Monday, October 27, 2014

baby FAQ, month 6

Q: How can it possibly have been six months already?

A: You're asking me? It feels like just yesterday that I was up at midnight and then again at four. Oh, wait, that's because I was. She's occasionally reverting to an old-school sleeping schedule, lucky us.

Q: Relatedly, what was the doctor's recommendation for you in terms of getting over your bronchitis?

A: Eight to ten hours of sleep a night. I was like, yeah, sure, I'll just go do that.

Q: How goes the introduction of "solid" (i.e., pureed) food?

A: Feeding takes four times as long, is ten times as messy, and the subsequent diapers would make a musk ox proud. Also I experienced a little heartbreak around it because she is growing up so fast. And she does not like squash.

Q: What is your advice for Losing the Baby Weight?
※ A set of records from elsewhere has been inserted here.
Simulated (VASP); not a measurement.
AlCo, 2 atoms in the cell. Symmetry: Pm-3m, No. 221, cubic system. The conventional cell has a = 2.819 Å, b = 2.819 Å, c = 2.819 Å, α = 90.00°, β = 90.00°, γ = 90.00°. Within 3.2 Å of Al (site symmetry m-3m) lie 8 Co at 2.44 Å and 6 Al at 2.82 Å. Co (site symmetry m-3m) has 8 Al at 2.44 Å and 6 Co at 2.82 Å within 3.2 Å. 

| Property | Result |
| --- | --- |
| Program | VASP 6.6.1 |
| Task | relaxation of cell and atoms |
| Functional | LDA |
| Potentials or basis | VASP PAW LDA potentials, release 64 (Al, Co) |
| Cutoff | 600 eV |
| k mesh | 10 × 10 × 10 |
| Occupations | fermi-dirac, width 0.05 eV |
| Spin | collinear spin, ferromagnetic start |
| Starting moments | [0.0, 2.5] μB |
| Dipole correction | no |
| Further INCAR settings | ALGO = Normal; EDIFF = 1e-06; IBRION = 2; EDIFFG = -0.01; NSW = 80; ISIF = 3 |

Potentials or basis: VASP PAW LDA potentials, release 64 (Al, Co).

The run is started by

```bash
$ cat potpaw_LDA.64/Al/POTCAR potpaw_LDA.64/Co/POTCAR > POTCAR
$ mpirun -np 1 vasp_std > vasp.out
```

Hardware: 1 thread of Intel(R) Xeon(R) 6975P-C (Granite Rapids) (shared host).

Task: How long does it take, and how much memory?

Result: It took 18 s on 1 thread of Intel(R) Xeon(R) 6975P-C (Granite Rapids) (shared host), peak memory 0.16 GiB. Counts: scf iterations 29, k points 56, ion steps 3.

A: Develop some flaws before you have a baby. If I'd had a flat stomach before getting pregnant, then this stubborn little belly pudge would be a source of much frustration and self-consciousness, and people would be saying things like, "You're almost there! Good job!" But since I've had a rounded stomach ever since I stopped being twenty-one and started eating actual food again, my clothes fit almost as they did before and I hear, "You look like you never had a baby!" It's called managing expectations. (And I cut myself slack for my physical imperfections now, even though they are virtually identical to the imperfections I had before. So that's good, although it shouldn't take gaining and losing forty-five pounds for a woman to be okay with the body she has, but what can you do.)

Q: What was your Halloween costume?

A: Three Wolf Moon family. Because it comes in a onesie as well. And yes, we did take her to the Halloween party, and she was the belle of the ball, but oh my was she cranky the next day. A little discontented Cinderella.

Q: How is your first Halloween without Darcy going?

A: Very sad. I haven't planned any costume for Bingley; he wouldn't have been able to come to this past weekend's party anyway, but for the past four years there were dog costumes documented heavily on Facebook (Red Riding Hood and the wolf; Sherlock Holmes and the Hound of the Baskervilles; St. Francis and the wolf of Gubbio; hipster Red Riding Hood and hipster wolf). Bingley has a red hoodie which (obviously) has been utilized extensively, and Perdita has a white fuzzy suit with ears, so perhaps he shall be Red Riding Hood yet again and Perdita will step into the wolf's role. 

Q: Hipster wolf?

A:
He is concerned that his kibble is not local.


Q: How are you finding time to read with a six-month-old?

A: Honestly, I am not sure. I feel like I just snatch a page here and there and somehow it adds up to books. I know that sounds like humblebragging, or like protesting that you can find time for anything if it matters to you!! but that's not my intention. And I am careful about my intention when saying things like that, because I was one of those horrid judgy people pre-baby, thinking, "There is no way I won't find time for working out every day; it's simply a matter of priorities; mothers who say there's no time are just making excuses," and then of course on days when she goes to daycare my priorities come up solidly against the chronological limitations of twenty-four hours and my own physical limitations in terms of needing more than five hours of sleep in that twenty-four. Ah well. Pride goeth before a saggy butt. 

Q: What have you read in the snatched intervals when you should be un-sagging your butt?

A: Friday Night Lights: A Town, A Team, And A Dream, by H.G. Bissinger. Pretty intense and good. While on maternity leave, I tried watching the show because everyone raves about it, and after eight episodes during which I got more and more grudging about this self-assignment, I thought, Okay, well, we must be nearing the end of this season, I can probably get that far, and then I discovered there are TWENTY-TWO episodes in that first season and the experiment ended. So I figured I'd read the book instead. I should have just done that in the first place. 

American Thighs: The Sweet Potato Queens' Guide to Preserving Your Assets, by Jill Conner Browne. Mildly amusing but only rarely laugh-out-loud funny.

Marie Antoinette: The Journey, by Antonia Fraser. Fraser is such a good writer. This was a fantastic biography.

Blood on the Water, by Anne Perry. My Early Reviewers book: the latest in Perry's William Monk series. The characters grow increasingly two-dimensional and more representative than human, which is an unfortunate trend I note in many long-running serials. And Perry does go a bit heavy on the coincidental "hero meets old friend for tea, old friend happens to have crucial information which breaks the case" endings, and this book was no exception. But they are cozy bathtime reads nonetheless. 

May you all have someone to step into the wolf role this Halloween, in memory of the big dog who needed no costume.